EU calls on Britain to cut fuel tax
The European commission will this
week reignite controversy over the high cost of motoring in Britain by
demanding a 10% cut in the price of petrol. The proposal to reduce fuel
tax will put the commission on a collision course with Gordon Brown, the
chancellor, who presides over the highest rate of tax on petrol in the
European Union. It could reduce the average price of a litre of unleaded
petrol from 78p to 71p, but would cost the Treasury billions in lost
revenue. Commission officials said the reforms, aimed at harmonising
levels of fuel tax across Europe, were "inevitable" because
wide variations were distorting the common market.
"Firms in Britain are taxed twice as much for transport fuel as their rivals in Greece, so how can they compete?" said Gilles Gantelet, a spokesman for the commission's directorate-general on transport. "We have to harmonise excise duties to create a proper competitive environment for road transport." The move will revive the controversy over fuel prices that threw Britain into chaos last year and created a crisis for Tony Blair, the prime minister. Thousands of petrol stations were closed as hauliers and farmers, angry about rising fuel costs, blockaded refineries.

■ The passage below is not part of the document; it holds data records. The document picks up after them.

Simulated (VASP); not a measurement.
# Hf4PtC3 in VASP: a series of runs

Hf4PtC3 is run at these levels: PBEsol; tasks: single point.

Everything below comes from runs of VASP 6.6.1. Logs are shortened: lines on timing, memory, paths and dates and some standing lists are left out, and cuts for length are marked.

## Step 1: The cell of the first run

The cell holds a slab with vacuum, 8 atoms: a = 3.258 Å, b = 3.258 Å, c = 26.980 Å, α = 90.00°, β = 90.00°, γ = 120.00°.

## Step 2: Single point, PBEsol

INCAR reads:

If the government vetoes the commission's proposals, it risks further public anger. Brussels has implicitly taken sides with British hauliers and motorists, who have complained repeatedly to officials about excise duty levels. Fuel in Britain is the costliest in Europe, despite being some of the cheapest before tax. A litre of unleaded petrol priced at 78p in Britain can be bought for 47p in Greece, 49p in Luxembourg, 56p in Ireland and 64p in France. The commission's white paper on transport, to be unveiled on Wednesday, will set out proposals for standardised excise duty. It would increase fuel costs where they are cheapest and reduce them in the most expensive countries.
"With the road transport sector now fully opened up to competition, the absence of harmonised fuel taxes is increasingly an obstacle to the smooth functioning of the internal market," the document says." Excise duties differ enormously from one country to another, ranging from 20p per litre on unleaded petrol in Greece to 50p per litre in the United Kingdom. In the medium term, petrol and diesel should be taxed similarly for all consumers." The reforms are designed to create a fair market for businesses, but would benefit private motorists because officials believe it is not practical to distinguish at the pump between fuel sold for private and business journeys.
Officials believe the standard level of duty should be linked to the current average level across the 15 member states, currently about 40p a litre. Initially, individual states would be free to fix excise duty within a band around the average, allowing governments to take account of other transport taxes, such as tolls or annual vehicle taxes, which affect the overall cost of motoring. That could still reduce excise duty on fuel in Britain by an average of 15%, or 7.5p per litre, according to commission officials. The Treasury made it clear that it would oppose the move, which would cost about £4 billion a year in revenue, the equivalent of about 1.5p on income tax. "Taxation and the setting of taxes is a matter for individual member states, not the European commission," said a spokesman.
"This year's budget introduced an affordable and targeted package of measures to reduce costs to motorists." The Treasury may be forced into a U-turn by pressure from Brussels and continuing public dissatisfaction. The government would have to explain why it opposed standard excise duty levels when the principle was agreed in 1992 by John Major's government. Motoring and road transport groups are already urging the government to accept the commission's proposals.
"In view of the sensitivity over fuel prices and the amount of tax, it would be unpopular for the government not to go along with it," said Paul Watters, head of road and transport policy for the Automobile Association. The Road Haulage Association, which has lobbied the commission over disparities in the price of fuel, said the proposals were fair, particularly at a time of an economic downturn.
"British hauliers pay more for fuel than their counterparts in any other European member state, so as far as we are concerned this is good for the industry," said a spokesman. Excise duty on fuel could theoretically be decreased by statutory order without the need for primary legislation.